When you're unsure what a function, a setting, or a constant does, change it. Flip a value, comment out a line, set a constant to something absurd, then run it. The system answers you with its reaction.

You delete a line and nothing changes → that line doesn't matter (at least on this path). It might even be dead code.
You change a constant and a particular screen breaks → that constant is wired to that screen. You've learned one connection.
You hardcode a function's return value and three tests fail → those three tests depend on this function. The blast radius reveals itself.

This is active experimentation. Instead of passively staring at code, you ask the system a question and get an answer. Do it safely, of course — locally, not in production, in a state you can always revert with git. With git stash or a branch, smashing things to bits and then restoring is free. "If I don't understand it, break it and revert" is a powerful code-reading loop.

Read Top-Down, Then Drill

The right order for understanding an unfamiliar codebase is generally top-down. Drill into the details first and you'll see the trees but miss the forest. Grab the big picture first, then pick the parts worth going deep on.

The order I recommend:

Skim the directory structure. Folder names alone reveal the separation of concerns. api/, db/, components/, services/... build a map of what lives where.
Read the README, config files, and manifests. The dependency list in package.json/pyproject.toml compresses "what tools this project uses to do what." The script definitions tell you "how to build, run, and test this."
Grasp the architecture's layers. From a request coming in to a response going out, which layers does it pass through (router → controller → service → repository, say)? Once you have this skeleton, any new code you meet can be placed: "ah, this is the service layer."
Now pick one specific feature and drill deep, following the data. This is where entry-point finding, data tracing, prints, and grep all come together.

The key is the order wide and shallow → narrow and deep. Sink into one function from the start and you lose your bearings, because you don't know its place in the whole. Draw the map first, then pick one path and walk down it.

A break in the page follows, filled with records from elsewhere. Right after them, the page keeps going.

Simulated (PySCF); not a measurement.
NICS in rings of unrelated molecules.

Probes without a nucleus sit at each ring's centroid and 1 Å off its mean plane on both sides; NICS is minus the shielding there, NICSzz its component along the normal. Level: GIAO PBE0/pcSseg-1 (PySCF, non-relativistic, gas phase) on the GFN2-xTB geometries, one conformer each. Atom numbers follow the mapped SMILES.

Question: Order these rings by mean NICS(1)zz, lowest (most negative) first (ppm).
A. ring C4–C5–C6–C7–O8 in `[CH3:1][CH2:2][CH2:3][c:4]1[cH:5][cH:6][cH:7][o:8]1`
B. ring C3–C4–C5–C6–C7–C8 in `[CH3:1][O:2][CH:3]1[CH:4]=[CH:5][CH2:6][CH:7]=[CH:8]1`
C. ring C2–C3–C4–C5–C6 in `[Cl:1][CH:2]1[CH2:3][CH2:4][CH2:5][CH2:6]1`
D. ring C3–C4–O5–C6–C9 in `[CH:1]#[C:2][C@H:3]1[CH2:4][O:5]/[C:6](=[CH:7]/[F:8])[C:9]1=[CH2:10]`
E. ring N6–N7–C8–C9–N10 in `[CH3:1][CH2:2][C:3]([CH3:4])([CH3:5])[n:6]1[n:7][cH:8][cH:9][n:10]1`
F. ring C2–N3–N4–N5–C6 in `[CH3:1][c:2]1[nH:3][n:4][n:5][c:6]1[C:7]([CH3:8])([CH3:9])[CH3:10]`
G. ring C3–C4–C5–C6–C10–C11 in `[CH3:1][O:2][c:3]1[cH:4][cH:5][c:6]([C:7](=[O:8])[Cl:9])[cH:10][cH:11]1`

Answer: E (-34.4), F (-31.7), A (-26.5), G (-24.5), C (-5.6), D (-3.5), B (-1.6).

Putting It Together — An Unfamiliar Bug in 30 Minutes

Let's weave the pieces into one flow. First week, and you're handed the bug "the confirmation email after payment sometimes doesn't arrive."

Big picture (top-down): skim the directories and spot services/email/ and services/payment/. So email and payment are separated.
Entry point + grep: grep for a phrase that would be in the confirmation email ("Your order is complete"). Find the email template and the function that sends it, sendOrderConfirmation.
Find callers: find references to sendOrderConfirmation. It's called from the payment-success handler.
Follow the data: trace the chain from payment success to email dispatch. Along the way you see a step that "puts the email on a queue."
Read tests: read the tests for this dispatch logic and find a case: "if the queue is full, drop silently." That smells.
Change it + print: add a log at the enqueue point and try to reproduce. You watch the queue overflow under a traffic spike and some emails get dropped.

Thirty minutes ago the code was half a million lines of the unknown, and you pinned the cause by reading only the few dozen lines that mattered. Had you tried to read every line, the whole first day would be gone.

Wrapping Up

Code reading isn't a talent — it's a skill, and being a skill, it has methods. Gathering the core principles again:

Don't open a random file; find the entry point first.
Follow only the path the data flows along, not every line.
Use tests and types as documentation that doesn't lie.
Draw the call graph with grep and IDE jumps.
When static reading stalls, run it and add prints.
When you're unsure, change something and see what breaks.
Top-down for the big picture first, then depth.

The next time you're staring blankly at an unfamiliar codebase, resist the urge to open the first file and read from the top. Instead, ask: "Where's the entry point? What data will I follow?" Those two questions are the first trail you cut through the unknown forest.

References

Diomidis Spinellis, Code Reading: The Open Source Perspective: https://www.spinellis.gr/codereading/
Dustin Boswell & Trevor Foucher, The Art of Readable Code: https://www.oreilly.com/library/view/the-art-of/9781449318482/
ripgrep User Guide: https://github.com/BurntSushi/ripgrep/blob/master/GUIDE.md
Google Engineering Practices, Code Review Developer Guide: https://google.github.io/eng-practices/review/reviewer/